Parenting tip

Currently I'm reading a fascinating book called Influence by Robert B Cialdini, Ph.D that outlines the psychology behind many effective sales technique.

There's an interesting passage offering advice for parents on how to best ensure a child follows instruction that draws on research by Jonathan Freedman. This recommends that threats of punishment for not following orders are less effective than engaging the child in a process of assuming a sense of personal responsibility.

Suppose a couple wants to impress upon their daughter that lying is wrong. A strong, clear threat ("It's bad to lie, honey; so if I catch you at it, I'll cut your tongue out") might well be effective when the parents are present or when the girl thinks she can be discovered. But it will not achieve the larger goal of convincing her that she does not want to lie because she thinks it's wrong. To do that, a much subtler approach is required.

A reason must be given that is just strong enough to get her to be truthful most of the time but is not so strong that she sees it as the obvious reason for her truthfulness. It's a tricky business, because exactly what this barely sufficient reason will be changes from child to child.

For one little girl, a simple appeal may be enough ("It's bad to lie, honey; so I hope you won't do it"), for another child, it may be necessary to add a somewhat stronger reason ("...because if you do, I'll be disappointed in you"); for a third child, a mild form of warning me be required as well ("...and I'll probably have to do something I don't want to do").

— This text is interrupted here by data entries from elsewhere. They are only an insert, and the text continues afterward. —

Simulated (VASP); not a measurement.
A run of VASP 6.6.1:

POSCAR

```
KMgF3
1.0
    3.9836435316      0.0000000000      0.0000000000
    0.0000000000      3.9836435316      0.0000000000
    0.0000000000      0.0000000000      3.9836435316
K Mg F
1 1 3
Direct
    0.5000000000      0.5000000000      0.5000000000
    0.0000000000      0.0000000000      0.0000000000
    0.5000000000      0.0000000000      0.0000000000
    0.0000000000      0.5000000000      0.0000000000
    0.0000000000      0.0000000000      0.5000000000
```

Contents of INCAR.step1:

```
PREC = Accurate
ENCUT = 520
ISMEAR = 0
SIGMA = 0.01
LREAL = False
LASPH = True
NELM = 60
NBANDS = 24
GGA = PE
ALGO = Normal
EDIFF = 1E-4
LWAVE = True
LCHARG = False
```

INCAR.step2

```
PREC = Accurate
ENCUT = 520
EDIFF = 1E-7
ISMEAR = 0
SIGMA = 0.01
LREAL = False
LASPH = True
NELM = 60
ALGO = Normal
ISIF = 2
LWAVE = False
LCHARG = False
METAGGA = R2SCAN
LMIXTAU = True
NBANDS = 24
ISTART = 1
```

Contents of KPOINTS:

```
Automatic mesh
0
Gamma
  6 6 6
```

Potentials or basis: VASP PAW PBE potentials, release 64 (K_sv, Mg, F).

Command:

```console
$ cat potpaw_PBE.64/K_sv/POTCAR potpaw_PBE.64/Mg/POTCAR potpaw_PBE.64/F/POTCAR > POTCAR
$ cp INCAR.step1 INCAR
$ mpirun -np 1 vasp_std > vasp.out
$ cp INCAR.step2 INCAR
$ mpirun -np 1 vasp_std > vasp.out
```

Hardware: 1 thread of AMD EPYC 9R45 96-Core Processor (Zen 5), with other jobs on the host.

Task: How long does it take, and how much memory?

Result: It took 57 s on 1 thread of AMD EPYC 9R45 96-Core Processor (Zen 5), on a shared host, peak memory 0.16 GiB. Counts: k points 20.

Wise parents will know which kind of reason will work on their own children. The important thing is to use a reason that will initially produce the desired behaviour and will, at the same time, allow a child to take personal responsibility for that behaviour.

Thus, the less detectable outside pressure such a reason contains, the better. Selecting just the right reason is not an easy task for parents. But the effort should pay off. It is likely to mean the difference between short-lived compliance and long-term commitment.